The price of oil rose sharply last week to nearly $40 a barrel, presumably based on two pieces of information: falling rig counts in the United States and the announcement that major international oil exporters Saudi Arabia, Russia, and Venezuela would freeze oil production if other oil producing countries agreed to the same. The rally seemed genuine enough that even the IEA stated in its March monthly oil reports that, “there are signs that prices might have bottomed out.”
The problem with this oil rally (which already proved transient) is that the forces that drove oil up to $40 are not really indicative of a change in the oversupplied market.
Oil rig count in the United States has been dropping steadily in 2016, while oil production has remained steady. Rig counts are released weekly but do not provide a good indication of oil production in the United States, because the rate of production from rigs already in use has climbed steadily. Oil storage facilities present a much more accurate indicator of the amount of crude oil in the U.S. These storage facilities are so fully stocked that overflow is being stored in railcars. The significance of this cannot be understated – there is so much pumped oil in the United States that there is nowhere to put it. Even ending the oil export ban has not helped because the global market is nearly as over supplied as the U.S. market, and U.S. oil is struggling to find outlets internationally.

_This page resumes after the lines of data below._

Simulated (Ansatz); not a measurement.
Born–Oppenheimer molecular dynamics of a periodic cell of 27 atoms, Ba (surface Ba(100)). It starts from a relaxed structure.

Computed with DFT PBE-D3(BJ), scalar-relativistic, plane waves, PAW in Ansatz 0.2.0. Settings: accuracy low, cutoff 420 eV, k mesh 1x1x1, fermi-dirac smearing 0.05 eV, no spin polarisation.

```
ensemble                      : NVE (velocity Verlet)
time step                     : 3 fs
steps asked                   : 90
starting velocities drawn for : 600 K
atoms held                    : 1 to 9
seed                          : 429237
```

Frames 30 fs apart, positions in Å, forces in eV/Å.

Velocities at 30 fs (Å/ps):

When it comes to the so-called “production freeze,” the truth is that the market should have known better. Talk of an agreement to hold oil production at current levels has been floating around since the beginning of 2016, and every time Russia, Saudi Arabia, Venezuela, Iraq, Qatar, the UAE, Oman and others meet secretly in some combination the same theme emerges. It goes like this: the big producers will only agree to a freeze (not a cut) if everyone else – including wild-card Iran – agrees as well.